On 2017-05-18, at 04:57, Martin Ward wrote:
> On 2017-05-17, at 18:18, Robin Vowels wrote:
>>> Presuming that the table fits in main memory.
> >> On the first mainframes I used, 99,999 wouldn't have fit.
>> You don't need to store all the numbers.
>> One bit for each number was sufficient.
>
> If you have enough random access backing store
> (eg disk or drum storage) to hold the numbers
> then Fisher-Yates will require at most one disk seek
> (or drum seek) per number. Writing the output will
> require one I/O operation per number anyway:
> so any algorithm will be I/O bound.
>
Random access is a myth. Even a fixed-head drum has
rotational latency, though not seek latency. The IBM
650 had both hardware and software accommodations to
this uncomfortable fact:
http://www.drdobbs.com/the-ibm-650/184404809
I'd expect paged virtual memory to have a dramatic
WSS-dependent performance threshold.
Writing the output benefits greatly from QSAM buffering.

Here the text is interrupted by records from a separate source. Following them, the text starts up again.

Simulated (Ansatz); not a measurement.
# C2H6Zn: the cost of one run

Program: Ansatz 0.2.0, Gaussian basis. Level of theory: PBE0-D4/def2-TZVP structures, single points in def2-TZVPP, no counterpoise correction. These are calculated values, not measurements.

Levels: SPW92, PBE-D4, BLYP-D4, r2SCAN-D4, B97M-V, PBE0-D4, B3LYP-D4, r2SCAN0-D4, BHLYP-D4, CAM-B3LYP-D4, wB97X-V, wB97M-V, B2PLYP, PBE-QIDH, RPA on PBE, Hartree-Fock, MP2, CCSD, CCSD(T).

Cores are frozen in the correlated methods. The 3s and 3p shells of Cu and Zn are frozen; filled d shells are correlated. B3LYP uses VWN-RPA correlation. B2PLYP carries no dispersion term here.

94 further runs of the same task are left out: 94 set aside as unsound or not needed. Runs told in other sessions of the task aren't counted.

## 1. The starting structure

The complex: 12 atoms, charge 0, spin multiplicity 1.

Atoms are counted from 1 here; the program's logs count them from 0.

> The "random bit probe" algorithm is an example of
> a "coupon collector's problem":
>
> https://en.wikipedia.org/wiki/Coupon_collector%27s_problem
>
Thanks for enriching my vocabulary. In commercial coupon
promotions the entrepreneur introduces a deliberatg bias.
There's ample evidence of this on eBay.
> The expected number of trials (and therefore runtime)
> is n log n (plus smaller terms). This might still
> take too long on a mainframe of the era we are talking about,
> given that it took over two seconds on a modern PC.
>
> Also: if the random number generator does not have a long enough cycle,
> then the last bit might never be found by random probing!
> (On some early microcomputers the built in interpreted
> BASIC language had a random number generator which repeated
> after about 1,700 numbers!)
>
I wonder what's the cycle length of the hardware (millicode?)
PRNG of the z?
-- gil